I was three or four years old when I met my first set of prayer beads. The buff-colored rosary beads coiled cobra-like on the nightstand of my best friend and next door playmate Marian. In the daytime the plastic rosary was not much to look at: a string of plain lentil-sized beads with one nubby large bead and an inch-long crucifix dangling at the end. But after dark, the rosary transformed. When the lights went out, that boring-by-day rosary glowed. Frequent sleepovers on an army cot next to Marian’s twin bed exposed me to the mysterious glow. When darkness filled the room, the whole snaky community of beads cast an eerie bright-green halo of light over our beds. These nights were my magical introduction to both rosaries and florescence.
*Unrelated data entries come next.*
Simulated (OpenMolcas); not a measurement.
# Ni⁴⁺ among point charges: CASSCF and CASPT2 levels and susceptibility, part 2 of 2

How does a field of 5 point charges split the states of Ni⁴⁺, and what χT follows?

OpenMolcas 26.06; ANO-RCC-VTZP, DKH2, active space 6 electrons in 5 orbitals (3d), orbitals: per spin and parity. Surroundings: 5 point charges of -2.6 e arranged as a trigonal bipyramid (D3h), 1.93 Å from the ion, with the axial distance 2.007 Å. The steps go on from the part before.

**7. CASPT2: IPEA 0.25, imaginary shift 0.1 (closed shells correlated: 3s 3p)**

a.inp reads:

For years, I coveted the glow-in-the dark rosary, even though I knew that both coveting and rosaries were bad. Coveting, because it was a violation of the tenth commandment, and rosaries, because they were Catholic. And all things Catholic were suspect and not for us. My family was Protestant. Marian’s family was Catholic. Every room in their house proclaimed their religion. Crucifixes, beads, and plastic statues of Jesus, Mary, and saints hung on walls and sat on dressers. In her parent’s bedroom, a large crucifix spread its arms on the wall next to the bed. The blood on the hands and feet creeped me out a little, but also encouraged my childhood fascination with bodily fluids. Above the headboard of that same bed was a Polish Black Madonna.
Well-meaning Protestants told me that Catholics worshiped these objects instead of God. Idolatry was the spelling bee word I learned to describe this practice. Maybe a few Catholics misused and worshiped them, but flash forward a few decades or so into the future, and I have a different understanding of rosaries and statues and icons. Before the average person could read or had access to a Bible in their house, they needed ways to remember the stories, ways to learn the traditional prayers of the Church. Rosaries, crosses, and statues provided visual, kinesthetic, and tactile ways to remember the salvation story. Always within eyeshot, these religious objects/tools reminded people who they were as Christians and prompted them to pray unceasingly. Even though most Western Christians–Catholics and Protestants alike– now have at least one Bible in their homes, the sacred objects of beads, crucifixes, and statues honor the different ways people receive and hold information in their brains. Being a Christian is not just about the using the head and saying words, but a whole body experience. The miracle of the past few decades is the exchange of practices between Catholics and Protestants. More Catholics study and memorize Scripture; more Protestants wear crosses, display religious art, and use prayer beads.
Suzanne Henley is one of those lifelong Protestants who understands the purpose and power of the ancient practice of praying with beads. In her new book Bead by Bead: The Ancient Way of Praying Made New, Suzanne is an engaging historian, jarring theologian, reluctant prayer warrior, and true confessions writer. Her book celebrates the beauty and significance of a bead by bead ritual of prayer. With both reverence and tenderness, she describes how these small pieces of stone, glass, and metal string together to become a visual and tactile prayer practice used by billions of people over thousands of years. As the creator of hundreds of sets of prayer beads herself, Suzanne literally prays them into existence one bead at a time.*
The step-by-step instructions and prayer liturgies in this book focus on Protestant prayer beads, a late 20th-century adaptation of the Catholic rosary. But the goal of Bead by Bead is more than just introducing the reader to this ancient practice of prayer. With or without beads, Suzanne wants us to march out the doors of our houses and our closed minds to see the whole world as a giant set of prayer beads. She wants us to see every object and every moment in our lives as an opportunity to count blessings, express awe, pray for others, and examine our lives. As a true Southern raconteur who is not afraid to reveal her fumbling efforts at life and prayer, her stories of seeing God on every corner, in the produce section at the grocery, and on a bright white Harley delight and wrench the heart.
I now have my own glow-in-the dark rosary from a Catholic bookstore and a set of Protestant prayer beads made by Suzanne. I’m not a regular bead pray-er with either, but each serves as a different kind of prayer prompt for me. The rosary hangs on the lampshade next to my bed. As I turn out the light, its glow tells me to say goodnight to God, Jesus, and the Holy Spirit with a little inventory of bless and release prayers. Suzanne’s beads remind me of my pages of prayer doodles. Each bead, each doodle is unique. And the collection of them represents my ongoing and colorful effort to pay attention to God and to pray unceasingly—one bead at a time, one doodle at at time, one prayer at a time.